Protzman returned to Oberlin in 2006 while working as an author and journalist for publications including The Washington Post and The New York Times. A German and Government double major at Oberlin, he spent a chunk of his career overseas and covered the fall of the Berlin Wall for the Times.

Protzman began his career at Oberlin in 2007, when he was hired by former President Marvin Krislov as the assistant to the president for communications. In 2009, he assumed a lecturer position in Rhetoric and Composition and taught Journalism Basics and private readings until June 2017. Protzman also served as a faculty advisor for the College’s debate and men’s varsity basketball teams.

“Every leadership team in every organization, there are these incredible people who are behind the scenes who make much of it happen,” President Carmen Twillie Ambar said. “People sometimes focus on the president. … I can’t express how important Ferd has been to helping many of the wonderful things that have happened in Oberlin over the course of the last many years.”

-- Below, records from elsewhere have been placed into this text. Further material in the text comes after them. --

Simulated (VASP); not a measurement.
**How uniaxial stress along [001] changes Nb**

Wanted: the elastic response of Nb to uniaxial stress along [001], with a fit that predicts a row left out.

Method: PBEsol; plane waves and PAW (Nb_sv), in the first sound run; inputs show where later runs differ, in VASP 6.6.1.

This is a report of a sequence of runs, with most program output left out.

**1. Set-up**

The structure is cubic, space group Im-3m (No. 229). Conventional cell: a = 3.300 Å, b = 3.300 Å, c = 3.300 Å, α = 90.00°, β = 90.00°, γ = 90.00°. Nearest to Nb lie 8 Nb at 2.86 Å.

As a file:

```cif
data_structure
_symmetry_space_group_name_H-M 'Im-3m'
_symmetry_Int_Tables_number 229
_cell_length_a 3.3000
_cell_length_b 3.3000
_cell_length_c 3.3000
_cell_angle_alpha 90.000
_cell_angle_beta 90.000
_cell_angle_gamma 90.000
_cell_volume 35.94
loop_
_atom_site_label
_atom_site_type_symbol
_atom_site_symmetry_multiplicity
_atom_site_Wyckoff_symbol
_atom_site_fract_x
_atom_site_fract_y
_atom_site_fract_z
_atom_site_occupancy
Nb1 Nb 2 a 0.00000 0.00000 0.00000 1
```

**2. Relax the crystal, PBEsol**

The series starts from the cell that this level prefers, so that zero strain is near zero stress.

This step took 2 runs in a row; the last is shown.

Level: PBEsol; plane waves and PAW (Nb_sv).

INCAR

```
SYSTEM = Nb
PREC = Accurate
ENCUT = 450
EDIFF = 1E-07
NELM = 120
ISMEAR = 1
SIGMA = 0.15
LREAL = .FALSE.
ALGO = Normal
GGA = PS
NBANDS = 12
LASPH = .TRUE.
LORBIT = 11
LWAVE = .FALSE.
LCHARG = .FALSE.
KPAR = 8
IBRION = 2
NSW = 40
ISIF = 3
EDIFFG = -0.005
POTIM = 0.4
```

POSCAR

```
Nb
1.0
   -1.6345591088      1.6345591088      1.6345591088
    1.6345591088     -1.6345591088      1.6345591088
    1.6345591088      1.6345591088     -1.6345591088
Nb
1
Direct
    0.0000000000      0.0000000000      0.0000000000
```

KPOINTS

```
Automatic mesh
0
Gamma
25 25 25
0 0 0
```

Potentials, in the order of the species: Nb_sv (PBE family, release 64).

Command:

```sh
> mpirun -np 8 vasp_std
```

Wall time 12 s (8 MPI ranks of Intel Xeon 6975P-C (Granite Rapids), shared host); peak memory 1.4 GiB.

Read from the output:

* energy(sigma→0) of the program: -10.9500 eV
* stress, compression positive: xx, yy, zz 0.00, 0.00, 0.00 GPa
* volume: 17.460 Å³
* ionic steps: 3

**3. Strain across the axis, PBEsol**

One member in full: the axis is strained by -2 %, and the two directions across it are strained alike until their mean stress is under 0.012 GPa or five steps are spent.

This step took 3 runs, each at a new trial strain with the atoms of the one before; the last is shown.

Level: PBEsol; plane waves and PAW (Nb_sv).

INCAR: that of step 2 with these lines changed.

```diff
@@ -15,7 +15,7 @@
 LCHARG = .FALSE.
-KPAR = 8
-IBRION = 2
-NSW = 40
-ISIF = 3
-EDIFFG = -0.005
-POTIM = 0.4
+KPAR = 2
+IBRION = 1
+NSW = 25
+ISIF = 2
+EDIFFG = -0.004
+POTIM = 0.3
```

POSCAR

Protzman described the chief of staff’s role as multifaceted.

“You’re doing communications, you’re doing a certain amount of project management, keeping things on track,” Protzman said. “You’re the person when both sides decide they want something creative but they don’t want to do it, they say, ‘Well, okay, you do it.’”

According to Ambar, the chief of staff role still isn’t universal at colleges and universities across the country — she didn’t have one when she was president of Cedar Crest College — but many schools, like Oberlin, are recognizing its utility.

“I think that part of the reason why [the role is] becoming more common is because the presidency has changed over the last 20 years,” Ambar said. “The ability for the president to move all of these large projects along just on their own … at all the meetings, all the strategy sessions, all the discussions just really isn’t possible anymore.”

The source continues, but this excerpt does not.